Listener: Like you @Wellsy I have a tendency to lecture. It is partially because I love ideas and knowledge, and partly because I get very excited engaging with people. However, as an extrovert and an NT, I have had to learn to reign myself in so that I don't walk all over the other person. IRL this means not interrupting people (a simple thing but really damaging to others' sense of value in an exchange and their ability to contribute), and pausing to let people finish their thoughts if they stop talking (I often anticipate what they are going to say). I have as an ENTP I think, and maybe because of my looks and personality, gotten away with more than I should have, but at the same time been a poor conversation partner and good ideas have missed me because I was dominating interactions. Simple things like re-iterating things others bring up, asking more about their lives/thoughts/experiences instead of always just answering their questions, and going slower has helped. It's hard, which means I was originally really shit at it.

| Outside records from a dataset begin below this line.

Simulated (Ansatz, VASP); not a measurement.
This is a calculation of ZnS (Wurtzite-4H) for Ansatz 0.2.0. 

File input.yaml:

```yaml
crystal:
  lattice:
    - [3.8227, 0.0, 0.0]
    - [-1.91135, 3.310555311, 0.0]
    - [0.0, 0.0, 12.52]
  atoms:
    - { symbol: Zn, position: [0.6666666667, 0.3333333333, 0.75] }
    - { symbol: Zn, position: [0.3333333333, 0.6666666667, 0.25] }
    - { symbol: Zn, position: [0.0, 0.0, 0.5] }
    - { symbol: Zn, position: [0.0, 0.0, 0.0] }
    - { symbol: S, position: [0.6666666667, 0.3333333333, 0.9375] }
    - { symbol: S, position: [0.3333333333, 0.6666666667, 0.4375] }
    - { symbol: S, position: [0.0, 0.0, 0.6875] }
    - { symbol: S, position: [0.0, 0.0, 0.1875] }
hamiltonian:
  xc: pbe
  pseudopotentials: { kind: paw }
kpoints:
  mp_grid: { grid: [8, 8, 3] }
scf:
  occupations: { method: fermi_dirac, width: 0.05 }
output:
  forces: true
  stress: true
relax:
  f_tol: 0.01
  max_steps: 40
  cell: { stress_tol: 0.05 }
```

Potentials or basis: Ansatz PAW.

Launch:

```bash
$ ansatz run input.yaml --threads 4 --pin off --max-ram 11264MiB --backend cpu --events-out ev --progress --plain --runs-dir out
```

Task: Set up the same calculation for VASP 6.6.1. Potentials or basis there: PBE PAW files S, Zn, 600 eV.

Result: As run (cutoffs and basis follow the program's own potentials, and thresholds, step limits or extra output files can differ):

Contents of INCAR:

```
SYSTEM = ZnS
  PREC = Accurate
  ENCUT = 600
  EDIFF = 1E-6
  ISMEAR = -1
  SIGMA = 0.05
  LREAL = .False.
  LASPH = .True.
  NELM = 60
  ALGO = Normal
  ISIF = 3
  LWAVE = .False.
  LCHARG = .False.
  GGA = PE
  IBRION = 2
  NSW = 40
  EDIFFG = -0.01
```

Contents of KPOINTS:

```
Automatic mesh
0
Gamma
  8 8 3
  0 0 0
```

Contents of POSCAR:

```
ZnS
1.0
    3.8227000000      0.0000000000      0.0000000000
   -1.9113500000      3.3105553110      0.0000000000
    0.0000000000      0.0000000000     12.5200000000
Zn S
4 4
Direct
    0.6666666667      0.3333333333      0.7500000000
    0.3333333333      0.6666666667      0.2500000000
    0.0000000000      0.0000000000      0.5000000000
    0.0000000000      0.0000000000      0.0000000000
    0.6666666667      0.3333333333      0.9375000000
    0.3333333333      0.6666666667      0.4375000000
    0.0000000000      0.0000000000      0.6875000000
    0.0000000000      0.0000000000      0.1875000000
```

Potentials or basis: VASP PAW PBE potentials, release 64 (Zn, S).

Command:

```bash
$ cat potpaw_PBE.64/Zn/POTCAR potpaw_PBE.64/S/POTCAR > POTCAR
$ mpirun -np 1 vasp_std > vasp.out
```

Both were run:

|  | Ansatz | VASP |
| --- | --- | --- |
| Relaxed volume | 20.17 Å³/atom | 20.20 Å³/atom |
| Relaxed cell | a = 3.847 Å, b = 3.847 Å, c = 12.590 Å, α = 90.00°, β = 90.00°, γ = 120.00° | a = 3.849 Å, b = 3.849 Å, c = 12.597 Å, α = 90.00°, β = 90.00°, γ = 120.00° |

Speaker: In my personal experience as a speaker or in "being heard", there is the public and personal sphere where this affects me. I would echo what @entheos said, ironically for the latter. I talk a lot, but almost never about personal things. I also don't expect anyone to pay attention when I am in need of support. For someone to notice that I am stressed or mention something in passing that I am stressed or upset about (usually as a joke) and then address it is huge for me. I am shocked. I am generally shocked if someone like a friend or partner remembers something I mentioned months ago in general (you remember that?), but if someone offers to support me it is major because they were listening mostly to body language or something mostly unsaid. In public, being heard is mostly for me action that follows words. When I talk to someone, I expect that they back up what they say. I get very frustrated with empty promises, emotional congratulations, or other conversational tactics that are unrelated to the conversation at hand. If someone asks me a question, I answer or ask for something, and then it doesn't happen, I find it a waste of both our time. If we are having different conversations (help lines with pre-prepared lines that have nothing to do with why I called are the ultimate worst in my book), then I feel actually disrespected. I think it is important to look at intent often, rather than semantics or picking at little things or small battles.

At any rate, very interesting topic and responses from everybody. I am certainly working on the same thing you are, and it is a work in progress.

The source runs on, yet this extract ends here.